Transforming South Africa's financial sector to increase black participation has to start with educating children in maths and science, Investec CEO Stephen Koseff told the Black Management Forum (BMF) on Friday.
"There is a dramatic shortage of skills in the hard sciences in this country and, unless we sort this out, we are going to continue to have this problem in the long-term," Koseff said in Johannesburg at a BMF breakfast focusing on the financial sector.
The audience comprised many of South Africa's top black financial talent.
"It's going to take a long time to repair the ills of our society, but our target is to develop skills."
Direct ownership of banks and financial institutions was not as simple as making shares available, he said.
These shares had to be funded, which had already happened, as part of the agreement of the financial sector charter -- a transformation charter in terms of the Broad-Based Black Economic Empowerment Act.
This could not happen again as investors would lose interest in South Africa if they had to continually fund equity deals, he said.
"I was one of the founders of Investec, but I [only] own 0.8 percent of the shares. The majority of shares are owned by foreign investors, pension funds, or asset management companies."
Koseff related stories of international entrepreneurs who had started small and worked, over decades, to build international empires.
What the country needed, he said, were entrepreneurs who started small business, and to do this they needed skills.
"Education in the hard sciences is where we have to start."
The global competitiveness of South Africa's banking sector was rated second in the world, which was in stark contrast to developed countries in Europe needing bailouts.
"Banks need to be owned by people who can help out in a crisis," he said.
In Europe and the United States, for instance, shareholders were not strong and had needed government bailouts.
"And when governments can't do this the whole of society suffers. At the end of this month there is a good chance civil servants in Greece won't be paid because there is no money."
That was a direct result of a weak banking sector.
As a society South Africa needed to ask how it could get children, especially black children, into maths and science so they could flow into "hard science" careers where there were dramatic skills shortages.
Responding to BMF deputy president Tembakazi Mnyaka, who in her introduction said there was window dressing in South Africa's financial sector and not enough black people in core areas like risk and credit, Koseff said: "We need black skills."

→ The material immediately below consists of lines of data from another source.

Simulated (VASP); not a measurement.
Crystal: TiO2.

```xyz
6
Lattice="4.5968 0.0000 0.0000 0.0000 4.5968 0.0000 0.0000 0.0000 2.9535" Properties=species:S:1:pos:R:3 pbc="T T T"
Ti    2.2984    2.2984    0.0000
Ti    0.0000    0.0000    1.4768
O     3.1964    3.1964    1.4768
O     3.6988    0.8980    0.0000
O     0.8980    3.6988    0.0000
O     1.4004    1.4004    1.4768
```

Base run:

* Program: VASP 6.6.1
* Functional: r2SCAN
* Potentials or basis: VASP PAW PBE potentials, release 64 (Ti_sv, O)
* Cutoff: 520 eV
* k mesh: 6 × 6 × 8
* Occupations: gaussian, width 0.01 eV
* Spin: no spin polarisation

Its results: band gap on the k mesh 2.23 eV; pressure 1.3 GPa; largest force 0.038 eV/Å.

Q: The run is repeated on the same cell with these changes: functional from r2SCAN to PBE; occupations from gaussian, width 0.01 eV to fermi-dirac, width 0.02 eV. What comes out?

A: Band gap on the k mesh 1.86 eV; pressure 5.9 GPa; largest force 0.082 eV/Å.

Of the 34,000 qualified Chartered Accountants in South Africa 27,000 were white, 3000 were Indian, 2200 were black, and 900 coloured.
Black risk managers existed, but they were "like gold", he said, poached quickly between firms for huge salaries or running their own businesses.
"Investec trains people and they leave, and we are happy to do this because they are part of our alumni. They go into other businesses with Investec on their CVs. It's something that's happening across the financial sector," he said.